In other words, we have an aesthetic, but no ethos.
Very nice and intriguing piece by Alex Niven over at the online arts & lit journal Wave Composition. Modernism, pop music and the common culture, the deferred dream of "taking it to the streets," history made by night, and the death of Romanticism by way of aesthetic impasse. Titled "Not Simply for Those Moments’ Sake: A Retroactive Manifesto for Late-Twentieth Century Pop Music," it reads something like Paul Morley on a theory bender. It's the publication's debut edition, and it looks to be shaping up very well at the launch.
Winding down on a somewhat plaintive note, Alex touches on something at the end of his piece, an idea that I saw curiously echoed by Simon Reynolds over at FACT mag. Discussing his new book Retromania in an interview by Matt Woebot, the baton passes thusly...
MW: Does music matter anymore? Are games and movies better, more Wagnerian contexts for [music]? Are the social networks better and more efficient ways of sopping up our need for a disembodied connectedness? What value music as a discreet cultural form in the 21st century?

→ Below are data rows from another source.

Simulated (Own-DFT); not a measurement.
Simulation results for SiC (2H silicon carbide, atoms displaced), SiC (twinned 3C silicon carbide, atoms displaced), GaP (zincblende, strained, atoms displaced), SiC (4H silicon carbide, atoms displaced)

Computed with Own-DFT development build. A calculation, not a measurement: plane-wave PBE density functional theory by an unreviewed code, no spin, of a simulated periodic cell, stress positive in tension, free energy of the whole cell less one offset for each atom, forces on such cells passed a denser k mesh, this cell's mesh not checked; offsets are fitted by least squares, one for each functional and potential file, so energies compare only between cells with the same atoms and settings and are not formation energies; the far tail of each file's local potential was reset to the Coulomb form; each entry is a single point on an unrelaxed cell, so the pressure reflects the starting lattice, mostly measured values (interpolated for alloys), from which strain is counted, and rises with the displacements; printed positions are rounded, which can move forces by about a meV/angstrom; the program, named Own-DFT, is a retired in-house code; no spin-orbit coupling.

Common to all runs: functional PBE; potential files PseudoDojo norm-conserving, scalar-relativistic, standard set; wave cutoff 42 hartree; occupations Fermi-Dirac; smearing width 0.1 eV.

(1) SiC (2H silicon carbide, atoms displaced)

SR: There does seem to have been a long moment when music had a particular prestige and and it does feel like that moment has passed. Music was a sort of sovereign zone: it demanded the listener’s complete immersion, you were subjugated to the temporality of the Album. Now music is much more about being at our disposal, it’s become convenient, a backdrop to other activities, a space-filler. Music is ubiquitous today in a way that it actually wasn’t in the Sixties and Seventies. It’s in the soundtracks of games and movies, it’s in TV commercials, it’s piped out as Muzak in supermarkets and cafés. We take it wherever we go with our iPods and iPhones. Yet this omnipresence and superabundance has ultimately led to a depreciation in music’s value.
Which dovetails in many ways with what Alex's comments about the role music, art, certain modes of expression or communication circulate in within a given society or culture. Or, more specifically: the means by which they carry or stimulate ideas, prompt discussion, or bring some shared or vicarious means of connectedness. Or has that too become a thing of the past?